Bordering on Complete Sanity

Crazy Ideas For Our Times

By Sandy Compton
For SPR

The theme song for “Welcome Back Kotter” has run through my head all week. If you remember the show, you a.) are likely getting old and b.) had questionable taste in television at least sometime in your life. “Welcome Back” showed when The Boss recorded “57 Channels and Nothin’ On.”
Now there are 570 channels-plus, and less on, but we’ll save television for another moment.

If you don’t remember the show, you may be a.) too young, b.) old enough to forget, or c.) someone who didn’t watch television in the ‘70s, ‘80s or whenever.

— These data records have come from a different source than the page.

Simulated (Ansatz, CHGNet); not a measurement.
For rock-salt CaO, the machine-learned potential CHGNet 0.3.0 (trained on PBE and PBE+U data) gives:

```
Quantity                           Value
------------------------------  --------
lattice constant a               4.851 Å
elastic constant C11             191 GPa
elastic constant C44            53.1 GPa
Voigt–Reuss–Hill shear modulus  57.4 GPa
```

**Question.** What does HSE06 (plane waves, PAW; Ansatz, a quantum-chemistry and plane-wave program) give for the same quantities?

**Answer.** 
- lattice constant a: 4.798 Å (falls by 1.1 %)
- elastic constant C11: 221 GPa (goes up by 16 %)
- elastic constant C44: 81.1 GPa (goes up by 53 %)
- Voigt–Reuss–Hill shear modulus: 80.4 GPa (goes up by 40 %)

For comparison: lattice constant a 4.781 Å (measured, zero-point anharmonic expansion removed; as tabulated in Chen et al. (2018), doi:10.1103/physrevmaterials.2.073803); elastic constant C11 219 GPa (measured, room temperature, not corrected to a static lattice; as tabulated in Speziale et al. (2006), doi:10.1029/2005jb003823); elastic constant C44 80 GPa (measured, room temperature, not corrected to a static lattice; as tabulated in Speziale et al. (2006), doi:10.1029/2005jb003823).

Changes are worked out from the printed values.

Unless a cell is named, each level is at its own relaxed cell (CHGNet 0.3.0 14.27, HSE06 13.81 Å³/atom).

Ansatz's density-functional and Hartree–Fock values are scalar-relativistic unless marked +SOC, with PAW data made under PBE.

In the series, Kotter was a guy who returned to his high school alma mater as a teacher and had John Travolta in his class. It was that long ago. Kotter himself was sort of a screw-up in school, but he managed to get his act together, get a teaching degree and was now back.

Like the Reader’s back. Sort of.

What this has to do with the return of the Reader, I’m not sure, but if I thought about it long enough, I could probably draw some parallels. So, I won’t.

Somehow, I’ve managed to talk Olson and Rasmusson into allowing me to write an occasional column for the new Reader. Like I need the money. (You do not know how funny that is!)

OK, I need the practice. Writers always need practice.

I also need a new focus. I’ve been writing The Scenic Route for about as long as “Welcome Back Kotter” has been off the air (although, with 570 channels-plus, I’m sure it’s in syndication somewhere). So, I came up with a new name, which may win—temporarily, at least—new readers—for me and the Reader. Readers for the Reader. I like it.

I confess. I don’t live in Sandpoint. But I hang out here a lot. I live, instead, on the verge, the edge, the facing pages, the border of Idaho and Montana. I also live between Hope and Paradise, but we will save that for another moment, also.

The place I live is sort of a crazy place to live. But, it’s not completely crazy. Nor is it completely sane. It’s on the border.

Double entendrés aside, the name came to me in a moment of despera . . . I mean a flash of creative insight—as necessity is to invention, desperation is to creative insight—and I quickly wrote it down.

If you’re not having the occasional moment of desperation, you may be living way too far inside the borders of complete sanity, or what passes for it in our world. You may have too good a job, too nice a house, too many cars, too much in the freezer, and too good a portfolio. So. Share some of it. Maybe even lots of it.
Sort of a crazy idea, I know, but what the hell. There are a whole lot of folks out there who have no job, no house, no car, no freezer—or food to put in it—and think a portfolio is a flat, portable case for carrying loose papers or drawings.

Why would you engage in such craziness? Because then you’ll have to look out of your comfortable, completely sane, cocoon of security and take note of those who have no such thing, who live on the border of complete insanity. All. The. Time. They are right there.

So. Go crazy. Pay attention to your neighbors. Read the Reader. Don’t be too sane.

While we have you ...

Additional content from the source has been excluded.